China’s offshore yuan yesterday declined the most since Jan. 23 as the nation’s foreign-exchange regulator highlighted concerns over capital outflows.
China is increasingly finding itself in a situation similar to the 1998 Asian financial crisis, with emerging markets under pressure from capital outflows as the US dollar strengthens, Chinese State Administration of Foreign Exchange’s (SAFE) international payment department head Guan Tao (管濤) said at a forum in Beijing on Saturday last week.
Uncertainties are expected this year while the nation remains attractive to long-term capital, SAFE said in a report on Sunday.
The yuan traded in Hong Kong fell 0.46 percent to 6.2709 per US dollar as of 5:35pm, the lowest since Feb. 4 data compiled by Bloomberg showed. In Shanghai, the currency fell 0.13 percent, the most in two weeks, to close at 6.2485, China Foreign Exchange Trade System prices show.
“The capital outflow concern is causing fluctuations in the financial market and resulting in the drop in the yuan,” Bank of Communications (交通銀行) Shanghai-based macroeconomic policy analyst Chen Hufei said by telephone.
A net US$324 billion flowed out of China last year, not counting foreign direct investment, swinging from inflows of US$56 billion the previous year, according to UBS Group AG. The nation’s banks bought 914.5 billion yuan (US$146 billion) of foreign currency and sold 985.9 billion yuan for clients last month, resulting in a deficit of 71.4 billion yuan, the SAFE said in a statement yesterday.

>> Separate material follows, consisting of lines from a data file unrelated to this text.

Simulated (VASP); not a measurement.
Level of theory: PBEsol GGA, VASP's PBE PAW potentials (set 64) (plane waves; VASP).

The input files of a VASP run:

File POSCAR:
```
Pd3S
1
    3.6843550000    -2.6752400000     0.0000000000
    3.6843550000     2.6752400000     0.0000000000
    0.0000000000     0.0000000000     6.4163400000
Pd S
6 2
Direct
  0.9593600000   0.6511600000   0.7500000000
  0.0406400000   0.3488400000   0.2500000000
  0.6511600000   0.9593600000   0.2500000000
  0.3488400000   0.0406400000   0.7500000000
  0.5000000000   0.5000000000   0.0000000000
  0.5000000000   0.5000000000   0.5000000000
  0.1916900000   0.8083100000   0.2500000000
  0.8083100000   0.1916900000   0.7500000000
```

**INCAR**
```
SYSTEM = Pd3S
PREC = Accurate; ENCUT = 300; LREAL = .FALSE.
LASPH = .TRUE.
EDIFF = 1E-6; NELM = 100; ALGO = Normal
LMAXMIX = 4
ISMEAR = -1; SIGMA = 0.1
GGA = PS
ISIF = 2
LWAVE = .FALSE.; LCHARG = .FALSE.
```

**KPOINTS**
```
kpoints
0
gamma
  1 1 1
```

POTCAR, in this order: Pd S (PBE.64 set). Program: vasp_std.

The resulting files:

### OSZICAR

The onshore yuan ended at a 1.94 percent discount to the central bank’s fixing, nearing the 2 percent limit and close to the 1.96 percent record.
The People’s Bank of China raised the reference rate by 0.02 percent to 6.1273 per dollar. Twelve-month non-deliverable yuan forwards lost 0.24 percent to 6.3855, trading 2.15 percent weaker than the Shanghai spot rate.
The Bloomberg Dollar Spot Index has advanced 2.7 percent this year. China’s economy grew 7.4 percent last year, the weakest in 24 years, and imports fell 19.9 percent last month, the most in more than five years, according to government data.
“Investors are losing interest in the yuan and putting their money in more profitable products, like the dollar,” Agricultural Bank of China International Securities Co (中國農業銀行國際證券) Hong Kong-based co-head of research Banny Lam said by telephone.